Support for resource readiness feedback in XDS

ivitjuk commented 5 years ago

Title: Support for resource readiness feedback in XDS.

Description: We are experiencing temporary 503 responses from Envoy when adding a new route. We managed to link those to a scenario where the new route also introduces a new cluster. When the new cluster is added it enters the warming state. As we send the routes immediately after sending clusters, there is a short period of time when requests are being routed to the cluster that is still in the warming state. As a consequence, 503 responses are returned.

We understand we don't respect following requirement from [1]: "management plane must ensure that clusters referenced by a route are in place, before pushing the updates for a route.", but it's not clear to us what is the correct protocol for determining if "clusters referenced by a route are in place".

In our experiments it looks like XDS ACKs to cluster update messages were sent from Envoy before cluster warming period is done, making them unsuitable for the purpose of detecting cluster readiness. Can we get a confirmation/refutation of this behavior?

If this is indeed the case, we would like to propose an extension of the XDS protocol to support a readiness feedback for the resources that require warming up (e.g. CDS and LDS).

[1] https://github.com/envoyproxy/data-plane-api/blob/master/XDS_PROTOCOL.md#eventual-consistency-considerations

mattklein123 commented 5 years ago

@ivitjuk this sounds like a useful addition for the ACK process if you want to make a proposal. cc @htuch

htuch commented 5 years ago

A couple of things:

If you sequence as per https://github.com/envoyproxy/data-plane-api/blob/master/XDS_PROTOCOL.md#eventual-consistency-considerations, as [CDS, EDS, RDS], if everything ACKs, the clusters should be warm by time the RDS update arrives. This really requires ADS or cross-management server coordination in practice.
We could make an extension to allow for resource status to be queried. I think we would want to build this into the incremental xDS variant, as it has better support for fine grained resource addressing; a limitation of the current state-of-the-world updates is that status such as ACK is on an entire update granularity, not a specific resource.
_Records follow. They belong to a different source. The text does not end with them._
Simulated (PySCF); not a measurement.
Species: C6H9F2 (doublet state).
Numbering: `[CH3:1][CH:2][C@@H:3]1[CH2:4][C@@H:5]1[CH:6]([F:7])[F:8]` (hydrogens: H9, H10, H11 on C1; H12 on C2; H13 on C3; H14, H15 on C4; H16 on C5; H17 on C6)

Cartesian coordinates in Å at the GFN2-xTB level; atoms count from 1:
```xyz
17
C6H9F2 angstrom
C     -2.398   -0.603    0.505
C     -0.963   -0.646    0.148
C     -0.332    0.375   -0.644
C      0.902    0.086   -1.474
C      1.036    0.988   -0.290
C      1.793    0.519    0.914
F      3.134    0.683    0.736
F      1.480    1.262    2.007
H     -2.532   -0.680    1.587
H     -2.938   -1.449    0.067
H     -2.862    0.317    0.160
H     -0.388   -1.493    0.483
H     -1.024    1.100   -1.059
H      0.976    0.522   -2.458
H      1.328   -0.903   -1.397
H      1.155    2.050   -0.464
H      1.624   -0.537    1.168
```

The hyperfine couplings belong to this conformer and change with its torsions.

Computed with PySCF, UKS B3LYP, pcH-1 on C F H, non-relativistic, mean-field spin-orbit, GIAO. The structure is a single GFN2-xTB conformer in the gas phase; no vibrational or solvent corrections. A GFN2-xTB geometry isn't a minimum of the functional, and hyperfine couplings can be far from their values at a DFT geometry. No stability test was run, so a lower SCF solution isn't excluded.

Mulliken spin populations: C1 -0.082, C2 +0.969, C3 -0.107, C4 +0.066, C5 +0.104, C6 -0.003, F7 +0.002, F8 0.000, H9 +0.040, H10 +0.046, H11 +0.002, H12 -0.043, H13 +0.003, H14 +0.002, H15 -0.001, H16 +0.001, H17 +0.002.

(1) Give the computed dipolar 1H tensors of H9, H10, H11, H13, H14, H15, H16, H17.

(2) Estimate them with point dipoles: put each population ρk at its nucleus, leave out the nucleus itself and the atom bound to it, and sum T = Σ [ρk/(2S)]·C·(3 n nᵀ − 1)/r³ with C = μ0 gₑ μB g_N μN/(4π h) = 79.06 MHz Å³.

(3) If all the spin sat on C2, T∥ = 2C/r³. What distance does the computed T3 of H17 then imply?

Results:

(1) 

ivitjuk commented 5 years ago

@htuch in the point 1, when you say "...the clusters should be warm by time the RDS update arrives", is this because there is explicit control in Envoy that ensures this, or do we just opportunistically rely on timing to work for us?

The reason I'm asking is that we do have ADS which tries to send resources in order, and from what I see in the Envoy logs, order was correct. Nevertheless, it doesn't seem like Envoy ensures clusters are ready by the time it starts applying routes that depend on them.

Take a look at the following excerpt from an Envoy log. It's a single update cycle triggered by a route addition. Added route depends on a new cluster, so CDS update was sent too. Order in the log seems to be correct (CDS, LDS and finally RDS):

Cluster warming started on the line 2
RDS was received on line 4
Request targeting new route was received and the new route was applied. Because the cluster is not ready (line 5) 503 was returned (line 6)
On line 7, cluster warming is done and it's ready to receive traffic. After that, everything works as expected.

$ grep -E "starting warming|warming cluster.*complete|:status.*503|unknown cluster|Received gRPC message for type" /tmp/bad_envoy_log.txt | grep -A1 "2018-11-30 17:58:20" | cat -n
     1  [2018-11-30 17:58:20.333][22][debug][upstream] source/common/config/grpc_mux_impl.cc:168] Received gRPC message for type.googleapis.com/envoy.api.v2.Cluster at version 280
     2  [2018-11-30 17:58:20.337][22][info][upstream] source/common/upstream/cluster_manager_impl.cc:500] add/update cluster cds|egress|test_mesh|front_node|mid_node_b_2|http|8022|9 starting warming
     3  [2018-11-30 17:58:20.338][22][debug][upstream] source/common/config/grpc_mux_impl.cc:168] Received gRPC message for type.googleapis.com/envoy.api.v2.Listener at version 280
     4  [2018-11-30 17:58:20.350][22][debug][upstream] source/common/config/grpc_mux_impl.cc:168] Received gRPC message for type.googleapis.com/envoy.api.v2.RouteConfiguration at version 280
     5  [2018-11-30 17:58:20.401][66][debug][router] source/common/router/router.cc:241] [C26410][S12949414697162957557] unknown cluster 'cds|egress|test_mesh|front_node|mid_node_b_2|http|8022|9'
     6  ':status', '503'
     7  [2018-11-30 17:58:20.494][22][info][upstream] source/common/upstream/cluster_manager_impl.cc:512] warming cluster cds|egress|test_mesh|front_node|mid_node_b_2|http|8022|9 complete
     8  [2018-11-30 17:58:27.360][22][debug][upstream] source/common/config/grpc_mux_impl.cc:168] Received gRPC message for type.googleapis.com/envoy.api.v2.Cluster at version 281

htuch commented 5 years ago

@ivitjuk you show in your log [CDS, LDS, RDS], where is EDS? you will need an EDS update for the warming to complete? I think you need to have [CDS, EDS, RDS] to make this work.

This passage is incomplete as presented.